Every Thursday morning in a living room in Iran, over tea and pastries, eight women meet in secret to discuss forbidden works of Western literature. As they lose themselves in the worlds of Lolita, The Great Gatsby and Pride and Prejudice, gradually they come to share their own stories, dreams and hopes with each other, and, for a few hours, taste freedom. Azar Nafisi's bestselling memoir is a moving, passionate testament to the transformative power of books, the magic of words and the search for beauty in life's darkest moments.

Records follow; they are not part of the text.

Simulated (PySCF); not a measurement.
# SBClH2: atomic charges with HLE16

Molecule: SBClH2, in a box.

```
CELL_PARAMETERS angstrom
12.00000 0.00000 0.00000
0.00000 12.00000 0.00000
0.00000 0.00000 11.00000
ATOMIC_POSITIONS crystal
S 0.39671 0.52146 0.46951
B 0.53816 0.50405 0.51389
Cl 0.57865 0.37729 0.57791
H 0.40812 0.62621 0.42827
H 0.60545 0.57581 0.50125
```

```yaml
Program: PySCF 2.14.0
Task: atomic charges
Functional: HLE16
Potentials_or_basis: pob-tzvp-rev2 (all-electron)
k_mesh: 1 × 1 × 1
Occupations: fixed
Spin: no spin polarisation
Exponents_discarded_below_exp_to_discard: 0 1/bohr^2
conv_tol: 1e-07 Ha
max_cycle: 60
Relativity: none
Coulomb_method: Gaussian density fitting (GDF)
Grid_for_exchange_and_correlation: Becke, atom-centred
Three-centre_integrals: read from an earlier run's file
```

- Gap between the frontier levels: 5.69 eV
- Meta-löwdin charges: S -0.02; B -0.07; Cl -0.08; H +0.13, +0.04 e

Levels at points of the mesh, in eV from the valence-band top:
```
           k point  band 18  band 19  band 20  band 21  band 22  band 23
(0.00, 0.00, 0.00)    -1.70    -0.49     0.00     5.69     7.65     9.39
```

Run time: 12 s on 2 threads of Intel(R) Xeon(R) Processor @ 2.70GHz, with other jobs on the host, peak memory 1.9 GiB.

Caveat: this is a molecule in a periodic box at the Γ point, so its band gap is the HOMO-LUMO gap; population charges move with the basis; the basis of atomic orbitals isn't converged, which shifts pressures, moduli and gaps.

'Through her tales of discussing Henry James and Nabokov over cream cakes and coffee, we get a highly unusual insight into the youth of society about which we know little.' Sunday Times, Book of the Year
'Anyone who has ever belonged to a book group must read this book…It is at once a celebration of the power of the novel and a cry of outrage at the reality in which these women are trapped. The Ayatollahs don't know it, but Nafisi is one of the heroes of the Islamic Republic.' Geraldine Brooks
Author
About Azar Nafisi
Azar Nafisi is a professor at Johns Hopkins University. She won a fellowship from Oxford and taught English literature at the University of Tehran, the Free Islamic University and Allameh Tabatabai University in Iran. She was expelled from the University of Tehran for refusing to wear the veil and left Iran for America in 1997. She has written for The New York Times, The Washington Post, The Wall Street Journal and The New Republic, has appeared on countless radio and television programs, and is the author of Anti-Terra: A Critical Study of Vladimir Nabokov’s Novels. She lives in Washington, D.C., with her husband and two children.